By Sean Stumbaugh
Opening the day’s mail, you come across a certified letter. As you scan the contents, your heart begins to beat a little faster and your mind races. OSHA has received a complaint about your department and is notifying you of an impending inspection. Like so much government communication, the notice is both vague and vaguely threatening. You wrack your brain for what could have been the impetus of the complaint. What did we do wrong? Will we pass the inspection?
The United States Occupational Safety and Health Administration (OSHA) was created by Congress under the Occupational Safety and Health Act in December 1970. The original legislation applied to all 50 states and covered workers in the private sector.
In 1972, individual states began adopting what is known as a “state plan.” Once approved by federal OSHA, state plans extend coverage to state and local government workers. Currently, there are 28 states or territories that have some form of a state plan. Each state plan applies to government employers and employees, but some states rely on the federal OSHA standards to cover the private sector.
Confused yet? The truth is that you don’t need to know all the intricacies of federal and state OSHA plans. But you do need to understand what rules apply in your state and which agency will arrive when OSHA comes to “visit.”
I have a little experience when it comes to an OSHA visit. When I was a training chief we received an internal complaint about one of our training practices. The OSHA inspector made notification that they were coming, but did not tell us what the complaint was about (OSHA complaints are typically anonymous). They did tell us that they were going to review our respiratory protection practices and wanted to see records for training, fit testing and maintenance of our self-contained breathing apparatus (SCBA). They also wanted to inspect some of the SCBA and turnout gear issued by the department. We had about a week’s notice and were able to gather the information requested prior to the inspection.
There is a long and boring political story that goes along with this episode regarding the source of the complaint; I will spare you the details. The result of the investigation was that our program was solid and we were doing things correctly; however, we did miss one important step when it came to an individual employee. For that mistake we were fined by OSHA the minimum fine that was in force at that time. We appealed the finding and the fine was waived because our program was otherwise in solid compliance with regulation. We didn’t have to pay the money but the deviation from regulation remained on our official record.

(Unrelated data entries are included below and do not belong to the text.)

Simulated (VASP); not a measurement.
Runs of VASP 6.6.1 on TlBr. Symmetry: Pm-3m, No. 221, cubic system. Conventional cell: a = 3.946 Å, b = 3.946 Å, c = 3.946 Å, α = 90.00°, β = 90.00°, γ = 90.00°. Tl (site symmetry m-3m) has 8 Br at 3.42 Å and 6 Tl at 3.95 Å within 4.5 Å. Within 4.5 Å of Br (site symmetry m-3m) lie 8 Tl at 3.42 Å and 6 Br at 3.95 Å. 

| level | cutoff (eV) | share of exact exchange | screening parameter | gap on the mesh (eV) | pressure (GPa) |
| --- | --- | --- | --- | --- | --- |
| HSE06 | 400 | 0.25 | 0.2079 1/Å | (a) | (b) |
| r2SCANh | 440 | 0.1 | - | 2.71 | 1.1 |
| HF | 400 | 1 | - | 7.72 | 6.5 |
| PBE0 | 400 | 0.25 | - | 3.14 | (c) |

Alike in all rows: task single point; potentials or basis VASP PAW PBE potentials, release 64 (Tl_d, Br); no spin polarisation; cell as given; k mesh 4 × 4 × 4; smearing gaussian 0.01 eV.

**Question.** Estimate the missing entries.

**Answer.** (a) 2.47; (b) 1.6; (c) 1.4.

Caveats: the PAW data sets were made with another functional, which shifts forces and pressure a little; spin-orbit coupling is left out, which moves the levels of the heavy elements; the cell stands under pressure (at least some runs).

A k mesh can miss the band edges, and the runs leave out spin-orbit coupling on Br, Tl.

As this example shows, the key to successfully passing an OSHA inspection is preparing your organization prior to any such inspection. Understanding occupational safety rules and instituting practices of compliance must be done as a continual practice, as opposed to a reaction to a complaint. We teach our firefighters to prevent disorientation or entrapment by making good decisions before engaging. We never want to discourage them from calling a Mayday, but it is always better to not get into a Mayday situation in the first place.
When the OSHA inspector calls, you are already in trouble; that is the appropriate time to call an administrative “Mayday.”
Steps to Prepare
What can you do to prepare? First, make sure you know what topics are “hot button” issues in the world of occupational health and safety. You should appoint a subject matter expert in health and safety (no matter what size your department is) and designate them as the Health and Safety Officer (H&SO). To the extent possible, provide this person with the education they need to be successful. Pay for their memberships in professional organizations that deal with health and safety. Empower them to make recommendations—and then listen to their advice.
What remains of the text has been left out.